When in August 2014 the Swedish province of Västmanland, 140 kilometres northwest of Stockholm, was engulfed by a massive forest fire airborne water bombers played a vital role in slowing, and then starting to turn back, the advancing flames.

Following the declaration of a national emergency, Bombardier CL-415 specialist water bombers from Italy and France were drafted in to help fight the fires. Sweden’s emergency services had the use of 15 civil and military helicopters but they could carry only limited amounts of water it was not until the arrival of the CL-415 “Superscoopers” that the fires began to be brought under control. The area where the fire started has only a few roads, making it difficult for fire-fighters on the ground to reach the blaze.

The CL-415 is one of the world’s most effective fire-fighting assets. It can scoop up to 6,140 litres of water from a nearby lake and drop it on a fire without having to return to base to refill its tanks. But it is a highly skilled operation, with the aircraft skimming along the lake for 12 seconds at exactly 70 knots (130 kmh) to fill the water tanks with thousands of litres of water, before precisely dropping the aircraft on to the smoking trees below. Each aircraft stays airborne for as long as possible, making more than 10 runs a day to make maximum use of the aircraft’s capabilities.

The CL-415 can use a variety of fire-fighting chemicals but because the most powerful fire-fighting foams were not certified for use in Sweden the water bombers did the job using lake water.

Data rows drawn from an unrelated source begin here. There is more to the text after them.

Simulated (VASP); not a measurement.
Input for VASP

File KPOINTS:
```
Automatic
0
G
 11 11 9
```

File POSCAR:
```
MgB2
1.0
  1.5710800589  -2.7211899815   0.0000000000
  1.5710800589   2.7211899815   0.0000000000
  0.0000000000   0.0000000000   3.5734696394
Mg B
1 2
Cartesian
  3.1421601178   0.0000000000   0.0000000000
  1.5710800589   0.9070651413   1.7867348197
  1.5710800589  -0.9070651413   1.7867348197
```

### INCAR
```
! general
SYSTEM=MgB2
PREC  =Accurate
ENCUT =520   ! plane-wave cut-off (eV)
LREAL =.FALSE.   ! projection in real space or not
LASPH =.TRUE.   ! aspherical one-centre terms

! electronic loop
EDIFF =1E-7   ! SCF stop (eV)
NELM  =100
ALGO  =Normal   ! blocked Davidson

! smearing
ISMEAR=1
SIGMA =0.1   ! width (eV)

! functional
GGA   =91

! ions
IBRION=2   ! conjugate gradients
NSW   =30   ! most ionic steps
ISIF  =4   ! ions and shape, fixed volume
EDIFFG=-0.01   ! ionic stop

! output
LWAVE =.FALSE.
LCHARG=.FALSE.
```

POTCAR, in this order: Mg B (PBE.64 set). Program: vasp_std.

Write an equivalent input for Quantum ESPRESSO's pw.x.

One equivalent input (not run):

Sweden requested the use of specialist fire-bombers through the European Union’s Emergency Response Coordination Centre (ERCC) and the aircraft arrived just a few days later, two from Italy via the disaster response agency Protezione Civile and three from France via Sécurité Civile.

As well helping extinguish the fires, aircraft played other vital roles in helping control the spread of the fire. A Swedish Coast Guard (Kustbevakningen) Bombardier Dash-8 Q300 surveillance aircraft based at Skavsta Airport near Stockholm helped track the movement of the fire with infrared and video imaging cameras.